SBP amends banking prudential regulations
Thursday, February 12, 2009
The State Bank of Pakistan has set new code for the obtaining of financial statement from borrowers with following changes in prudential regulations;
- Banks /DFIs are required to obtain copy of audited financial statement of every borrower, which is a limited company, or where the exposure limit exceeds Rs 10 million.
- Banks/DFIs may also accept a copy of financial statement duly audited/certified by a practising Cost and Management Accountant in case of a borrower other than a public company or a private company, which is a subsidiary of a public company.
- If the borrower is a public limited company and exposure exceeds Rs 500 million, banks/DFIs should obtain the financial statement duly audited by a firm of Chartered Accountants which has received satisfactory rating under the Quality Control Review (QCR) Program of the Institute of Chartered Accountants of Pakistan.
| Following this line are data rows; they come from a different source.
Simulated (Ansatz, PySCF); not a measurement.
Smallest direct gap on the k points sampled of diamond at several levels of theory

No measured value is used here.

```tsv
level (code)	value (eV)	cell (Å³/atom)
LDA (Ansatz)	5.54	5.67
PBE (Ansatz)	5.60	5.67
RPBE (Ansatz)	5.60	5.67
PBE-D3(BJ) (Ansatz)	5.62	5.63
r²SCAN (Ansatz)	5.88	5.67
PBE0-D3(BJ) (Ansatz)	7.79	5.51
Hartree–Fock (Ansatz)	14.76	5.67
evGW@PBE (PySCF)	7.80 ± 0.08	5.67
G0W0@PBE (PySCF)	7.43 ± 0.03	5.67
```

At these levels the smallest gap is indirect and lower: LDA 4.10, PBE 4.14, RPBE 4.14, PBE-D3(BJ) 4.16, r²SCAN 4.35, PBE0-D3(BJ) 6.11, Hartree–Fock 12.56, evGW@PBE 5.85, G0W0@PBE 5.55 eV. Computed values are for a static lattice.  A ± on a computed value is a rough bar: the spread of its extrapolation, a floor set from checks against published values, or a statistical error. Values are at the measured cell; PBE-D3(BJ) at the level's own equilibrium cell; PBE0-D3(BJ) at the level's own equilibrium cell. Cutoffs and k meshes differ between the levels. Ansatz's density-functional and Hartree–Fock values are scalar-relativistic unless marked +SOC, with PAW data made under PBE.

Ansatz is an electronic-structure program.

- Subsequently, if the firm's rating is downgraded in QCR program, then the financial statements of such borrowers are audited in the subsequent year by a firm having satisfactory rating under QCR.
- Banks/DFIs may waive the requirement of obtaining copy of financial statements when the exposure net of liquid assets does not exceed the limit of Rs 10 million.
- Financial statements signed by the borrower will suffice where the exposure is fully secured by liquid assets.
- This amendment in the regulation will be applicable after December 31, 2009.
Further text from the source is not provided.